The average price received per barrel of oil increased $4.21, or 25%, from
$16.81 for the nine months ended September 30, 1995 to $21.02 for the same
period in 1996 while the average price received per mcf of gas increased 26%
from $1.78 for the nine months ended September 30, 1995 to $2.24 for the same
period in 1996. The market price for oil and gas has been extremely volatile in
the past decade, and management expects a certain amount of volatility to
continue in the foreseeable future. The Registrant may therefore sell its future
oil and gas production at average prices lower or higher than that received
during the nine months ended September 30, 1996.
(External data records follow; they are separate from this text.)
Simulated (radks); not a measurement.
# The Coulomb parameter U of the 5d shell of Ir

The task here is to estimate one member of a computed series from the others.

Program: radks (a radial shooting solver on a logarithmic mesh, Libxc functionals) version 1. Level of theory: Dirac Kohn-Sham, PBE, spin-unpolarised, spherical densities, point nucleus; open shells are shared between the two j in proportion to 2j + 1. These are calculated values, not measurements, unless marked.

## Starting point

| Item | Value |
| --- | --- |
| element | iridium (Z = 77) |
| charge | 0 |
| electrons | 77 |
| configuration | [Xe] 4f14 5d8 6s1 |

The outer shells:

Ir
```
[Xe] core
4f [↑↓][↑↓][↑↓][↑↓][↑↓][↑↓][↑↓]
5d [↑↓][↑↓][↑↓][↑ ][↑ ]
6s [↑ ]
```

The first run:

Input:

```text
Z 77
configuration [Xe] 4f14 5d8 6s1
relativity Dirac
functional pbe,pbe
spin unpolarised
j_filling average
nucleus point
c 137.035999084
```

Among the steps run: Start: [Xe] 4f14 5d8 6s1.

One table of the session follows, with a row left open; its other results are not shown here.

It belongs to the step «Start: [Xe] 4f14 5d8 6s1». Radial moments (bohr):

A gain of $450,599 from the sale of 22 wells was recognized during the nine
months ended September 30, 1995 resulting from proceeds received of $474,826 and
a $368 receivable due from the sale for post-closing adjustments, less the
write-off of remaining capitalized well costs of $24,595. There were no sales
for the same period in 1996.
Salvage income of $8,521 for the nine months ended September 30, 1996 was
derived from proceeds received from the sale of equipment on one fully depleted
property. There was no salvage income for the same period in 1995.
9
<PAGE>
Costs and Expenses:
Total costs and expenses decreased to $367,252 for the nine months ended
September 30, 1996 as compared to $584,629 for the same period in 1995, a
decrease of $217,377, or 37%. This decrease was due to declines in production
costs, general and administrative expenses ("G&A") and depletion, offset by
increases in loss on abandoned property and abandoned property costs.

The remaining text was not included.